When eagerly going through the specs on multimeters (like most people like to do in their spare time😁), have you ever come across the function LPF, or Low Pass Filter, and wondered what it was for?
It’s one of those functions we often hear about, without fully understanding it… so let's shed some light on it.
Firstly, we'll look at a typical situation where LPF might be used - with Variable Speed Drives.
In today’s industrial environment, variable speed drives are popping up everywhere. Variable speed drives (VFDs) are used to precisely control the speed of electrical motors. For process manufacturing, and mechanical system control, variable speed drives are a powerful way to operate electrical plant and machinery using exact motor speeds to gain precise timing and outcomes during a particular process. That’s probably a fancy way to say absolute speed control.
This is all very well, but often technicians have to measure what voltages are coming out of the controller, to determine if the signals being sent to the motor are correct. It is here that we run into some measuring difficulty. To understand why, here’s a little bit on how the variable speed drive works.
First, the drive takes in an AC supply from the mains. This can be single or three phase, and rectifies it to a DC supply. The variable speed driver then switches the DC on and off for variable lengths of time to create an average voltage output.
In order to create a simulated waveform output at a particular frequency, the signal changes the time it is on compared to the time it is off as well as changes the total time for the on and off cycle to simulate the average increasing and decreasing voltage of the wave.
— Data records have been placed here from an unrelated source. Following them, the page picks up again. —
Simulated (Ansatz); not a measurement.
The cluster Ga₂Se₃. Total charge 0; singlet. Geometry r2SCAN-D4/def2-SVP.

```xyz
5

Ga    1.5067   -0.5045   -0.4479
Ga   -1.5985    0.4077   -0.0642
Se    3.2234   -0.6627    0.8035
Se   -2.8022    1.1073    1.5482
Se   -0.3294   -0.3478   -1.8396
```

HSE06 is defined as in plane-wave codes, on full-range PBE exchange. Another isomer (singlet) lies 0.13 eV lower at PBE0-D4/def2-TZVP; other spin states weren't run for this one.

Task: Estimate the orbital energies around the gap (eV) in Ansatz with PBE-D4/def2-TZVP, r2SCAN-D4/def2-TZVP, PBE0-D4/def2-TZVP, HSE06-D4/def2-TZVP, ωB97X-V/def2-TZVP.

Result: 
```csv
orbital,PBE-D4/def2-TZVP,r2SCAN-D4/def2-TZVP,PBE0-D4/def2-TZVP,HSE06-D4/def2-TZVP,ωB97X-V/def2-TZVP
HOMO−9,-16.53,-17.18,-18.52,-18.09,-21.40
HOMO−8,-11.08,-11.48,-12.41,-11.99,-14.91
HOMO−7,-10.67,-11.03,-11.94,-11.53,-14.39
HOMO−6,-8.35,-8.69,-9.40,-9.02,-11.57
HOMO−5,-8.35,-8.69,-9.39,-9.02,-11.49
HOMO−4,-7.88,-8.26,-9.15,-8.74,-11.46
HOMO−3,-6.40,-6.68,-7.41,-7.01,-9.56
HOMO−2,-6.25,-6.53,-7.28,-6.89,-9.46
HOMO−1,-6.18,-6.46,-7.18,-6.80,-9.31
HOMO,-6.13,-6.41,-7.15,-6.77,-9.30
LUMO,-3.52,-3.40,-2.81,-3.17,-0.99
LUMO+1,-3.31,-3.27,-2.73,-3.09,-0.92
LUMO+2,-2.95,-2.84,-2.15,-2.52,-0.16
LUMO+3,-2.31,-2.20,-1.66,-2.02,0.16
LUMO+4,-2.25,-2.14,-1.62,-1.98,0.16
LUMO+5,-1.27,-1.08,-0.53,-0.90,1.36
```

I’ll attempt to describe this in words, then show a graph for visual assistance.
At zero on the wave, the signal is off, then the signal goes on for a short time, then off again, next it goes on for a bit longer then off again, then on a bit longer again, then off. What it is doing here is simulating the rising side of a wave form by turning the DC supply on for gradually increasing time intervals to gain an overall average of what would be the increasing positive side of the wave. When it gets to the wave peak, the DC supply is on. To simulate the decline of the positive side of the wave, the signal starts to turn on for consecutively decreasing time periods until it gets to being off just off where it started.
At this point, the voltage is reversed, and the same process is repeated, but now in the opposite direction. The total result of both processes is a simulated waveform.
The total output frequency is adjusted accordingly based on the input request. This can be via electronically controlled signals, or manually adjustable inputs or both.
For three phase VFD output, three of the above simulated wave forms are emitted simultaneously 120 degrees offset to each other, as would be on a traditional three phase sinusoidal output.
Here is a graph to show a typical 3 phase VFD output along with a basic schematic of the set up.
As you can imagine, there is a lot of switching going on with all these on and offs. Think about a normal AC wave form. This occurs at 50Hz in Australia. That’s 50 times per a second. Now chop that into heaps of little parts to simulate this wave form. All these little parts are actually a measurable on and off.
This is where the problem with measuring comes in. These ons and offs create what is called noise on the wave form. This noise adds to the simulated wave form to give an incorrect measurement of the true average output.
This is where the Low Pass Filter comes in. The filter in this measuring circuit blocks out high frequency values, and only measures the simulated wave form. This filter is usually set at 100Hz. That is, it will filter out the high frequency switching used to create the simulated wave form, and only measure the simulated form itself.
As can be seen, this feature is very handy when you need to know the actual output voltage and frequency as simulated, so that the technician can adjust and troubleshoot accordingly.
Variable speed drives are an example here to illustrate the use of a low pass filter, but this function can be used with any output that has a noise placed on it due to high frequency switching. Switch mode transformers are another good example of noise producing electronics that can be hard to measure accurately.